As others have mentioned, functionally, this is the same as one long password. To make the implementation less confusing, it could be implemented by asking all three passwords in the same screen.

Something along these lines is done by my online broker where it asks for the member password and trading password during the login. We have to get both the passwords right in order to login. Besides, I have to change my member password every 10 days or so and there are rules about not repeating the previous three passwords, etc.

My bank (ICICI Bank) previously implemented two passwords, one for viewing to be entered to login and get access to information, and another for transacting to be entered anytime an action which would result in a financial transaction was performed. My Visa debit card is also secured by a system they call 3-D Secure where, irrespective of the payment gateway, they take me to their own site to enter a password to complete the transaction. I know that this is the genuine Visa site, because they let me customise the message to display.
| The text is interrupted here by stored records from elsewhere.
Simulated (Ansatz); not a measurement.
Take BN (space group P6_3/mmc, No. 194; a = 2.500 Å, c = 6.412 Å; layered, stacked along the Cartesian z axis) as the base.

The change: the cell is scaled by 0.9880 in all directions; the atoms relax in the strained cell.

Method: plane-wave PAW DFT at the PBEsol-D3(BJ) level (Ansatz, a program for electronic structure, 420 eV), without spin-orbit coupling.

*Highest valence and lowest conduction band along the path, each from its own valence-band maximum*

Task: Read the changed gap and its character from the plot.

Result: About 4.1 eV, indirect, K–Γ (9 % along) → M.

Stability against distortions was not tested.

So the idea is not unprecedented, though not implemented in exactly the same manner as you say. Adding multiple passwords is something that at least the bankers and stock brokers seem convinced about.

  • "Multiple passwords" is not the same thing as "multiple passwords where you don't acknowledge the correctness until all of them have been entered in the right order". It's even weaker, because an attacker can go after them one at a time -- the strength is roughly the same as the strength of the longest single password (see: WPS). – Mark Feb 26 '15 at 10:17

Stop useless technical complexity

According to a previously correct answer,

A\nB\nC

is approximately the same as

A B C

(or maybe lighter, regarding @Mark's answer, about Bruijn sequence).

From there, if you really need to keep your secret:

  1. Use standard tools strongly tested for a while. (If you're not sure, prefer to share and ask around, instead of using any kind of obscurity.)

  2. Keep them up to date.

  3. Teach your users about passphrases (see xkcd: Password Strength and discuss on IS)

  4. Keep in mind that social engineering (on Wikipedia) is the first way of security flaws. (Another famous xkcd: Security).

  5. Monitor your system, and check your logs.